Born Digital, understanding the first generation of digital natives, was written by John Palfrey and Urs Gasser. It was published by Basic books, a member of the Perseus Books group. It was published in the year 2008. It contains 375 pages in total. It explores about the consequences of the extensive availability of the internet connectivity to the present first generation people who are born to it. It studies how information is stored and used in this digital age. The authors act as envoys between the digital generation and the past generation by addressing issues that worry the parents and educators.
They refer to this current generation as ‘Digital natives’. He refers to those born from the year 1980 when the social digital technologies came into being. They all have the skills to use those technologies, or at one, point they will learn. They also mentioned common examples of diverse technologies that current kids use like cell phones, sidekicks and even iPhones. That this is the most rapid period that the technology transforms and greatly affects the generation. They offer a sociological image of this current generation. They seem even to the older generation extraordinarily sophisticated
And also strangely narrow. They focus on a range of issues covering from the highly philosophical to practical issues.

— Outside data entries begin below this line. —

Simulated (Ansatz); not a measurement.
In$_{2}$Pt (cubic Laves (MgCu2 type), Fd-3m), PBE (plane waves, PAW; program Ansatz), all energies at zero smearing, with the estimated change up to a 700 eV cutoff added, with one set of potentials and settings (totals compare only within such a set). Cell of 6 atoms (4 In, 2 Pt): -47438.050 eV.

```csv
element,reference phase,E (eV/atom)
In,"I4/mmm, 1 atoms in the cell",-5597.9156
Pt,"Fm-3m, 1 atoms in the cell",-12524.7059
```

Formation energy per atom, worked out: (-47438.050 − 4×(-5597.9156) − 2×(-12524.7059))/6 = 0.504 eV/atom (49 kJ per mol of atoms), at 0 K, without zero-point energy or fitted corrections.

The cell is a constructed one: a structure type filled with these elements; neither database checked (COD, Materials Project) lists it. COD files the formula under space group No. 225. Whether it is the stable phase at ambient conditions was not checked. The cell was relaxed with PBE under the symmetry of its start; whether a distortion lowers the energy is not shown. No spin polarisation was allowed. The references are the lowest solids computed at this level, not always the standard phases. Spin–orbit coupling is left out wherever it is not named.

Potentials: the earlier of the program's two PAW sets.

This book is one of the most important books of policy. It explains and educates on how to understand and mentor the children of the digital era. Every chapter in the book basically addresses some the parental concerns that arise with the digital technology. The issues addressed involve the shifts in the concept of privacy, identity, and even content creation. All the answers are present in this book. Palfrey and Gasser document in this book the various ways of downloading, online-games playing and text-messaging that almost every digital native is involved. They are, therefore, transforming the society.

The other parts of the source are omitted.